||[Apr. 25th, 2007|11:19 am]
Observation for the day:|
If someone doesn't follow your detailed directions precisely, it may not be because they didn't understand or you weren't clear in your explanation.
It may be because they thought your directions were stupid and obnoxious, and they decided that, while they would still perform the appointed task, it wasn't worth their while to bother with the idiot details you attached to it.
And now, I'm off to misapprehend some details.
...Ah, but security is NOT a lame reason at all to control access. Coming from the 'pure IT' side as I do, I am totally in agreement with not allowing QA types full access to my systems: and furthermore, sysadmins and support staff should *never* take orders from QA directly. QA should observe chain-of-command and change managment procedures EVEN MORE DILIGENTLY then suzy in accounting, especially if they presume to know and understand the systems as well as the admins. In actual fact, QA is no more qualified to give instructions to systems support staff than the marketing department. I've known some exceptional QA folks, and even they, the best ones anyway, would agree.
Security in general is not lame, but particular security policies can be. And I think you guys are probably talking about different things when you refer to "QA".
There's a perpetual balancing act that has to happen between security and usability. After all, the most secure machine is one that's turned off and unplugged, right?
Funny thing is that I am the security admin for the test environment; nobody gets in without my say-so. I hold all the keys to all the locks, except the one on the physical door to the room with the machine with the button that says “start end-of-day now”.
So I get to wreak merry havoc as king and god of my own little domain… until I have to beg the castellan two castles over for the keys to the bathroom. Then we go through the “who’s on first?” routine.

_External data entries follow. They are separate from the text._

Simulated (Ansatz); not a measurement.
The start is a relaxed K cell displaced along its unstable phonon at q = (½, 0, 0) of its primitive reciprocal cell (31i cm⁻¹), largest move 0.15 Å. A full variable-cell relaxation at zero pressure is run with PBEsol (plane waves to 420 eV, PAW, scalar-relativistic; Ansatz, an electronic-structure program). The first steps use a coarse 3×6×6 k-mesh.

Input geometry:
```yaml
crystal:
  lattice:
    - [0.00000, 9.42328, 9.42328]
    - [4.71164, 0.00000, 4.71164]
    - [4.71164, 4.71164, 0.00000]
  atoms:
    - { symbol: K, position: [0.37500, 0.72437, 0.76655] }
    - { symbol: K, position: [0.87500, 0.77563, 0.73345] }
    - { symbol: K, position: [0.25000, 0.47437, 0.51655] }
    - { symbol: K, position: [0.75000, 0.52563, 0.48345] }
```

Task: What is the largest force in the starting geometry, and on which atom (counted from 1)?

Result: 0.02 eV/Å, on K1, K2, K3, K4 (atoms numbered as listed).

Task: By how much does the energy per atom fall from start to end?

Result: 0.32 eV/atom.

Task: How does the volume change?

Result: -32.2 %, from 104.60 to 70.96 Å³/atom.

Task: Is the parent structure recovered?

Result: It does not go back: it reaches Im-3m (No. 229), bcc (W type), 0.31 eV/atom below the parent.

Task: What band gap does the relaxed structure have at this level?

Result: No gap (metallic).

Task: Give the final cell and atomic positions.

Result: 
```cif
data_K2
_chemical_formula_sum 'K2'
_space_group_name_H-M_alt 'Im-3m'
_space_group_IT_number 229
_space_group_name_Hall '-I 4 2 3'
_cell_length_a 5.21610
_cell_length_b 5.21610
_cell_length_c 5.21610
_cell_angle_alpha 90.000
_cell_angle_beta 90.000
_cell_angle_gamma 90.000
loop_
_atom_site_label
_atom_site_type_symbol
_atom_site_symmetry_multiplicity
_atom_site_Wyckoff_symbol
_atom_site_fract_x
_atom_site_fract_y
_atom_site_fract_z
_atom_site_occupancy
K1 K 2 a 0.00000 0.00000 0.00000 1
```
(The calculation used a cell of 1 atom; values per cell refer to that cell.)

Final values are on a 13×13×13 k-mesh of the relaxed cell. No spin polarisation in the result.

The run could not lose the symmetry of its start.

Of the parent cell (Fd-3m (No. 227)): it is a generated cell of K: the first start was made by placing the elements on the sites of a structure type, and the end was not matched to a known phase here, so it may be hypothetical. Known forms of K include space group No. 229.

You seem to be determined to take offense at everything I say. And it’s not fair to the Doc here to get into a pissing match on his journal.
So let me just suggest that, as both the change management team lead and the person who built the QA department here from scratch, I might actually know what I’m talking about. And that it would be a waste of time and bandwidth for me to explain to you the very many ways in which you are mistaken about the way we run our shop.
And let us draw this tangent to a close.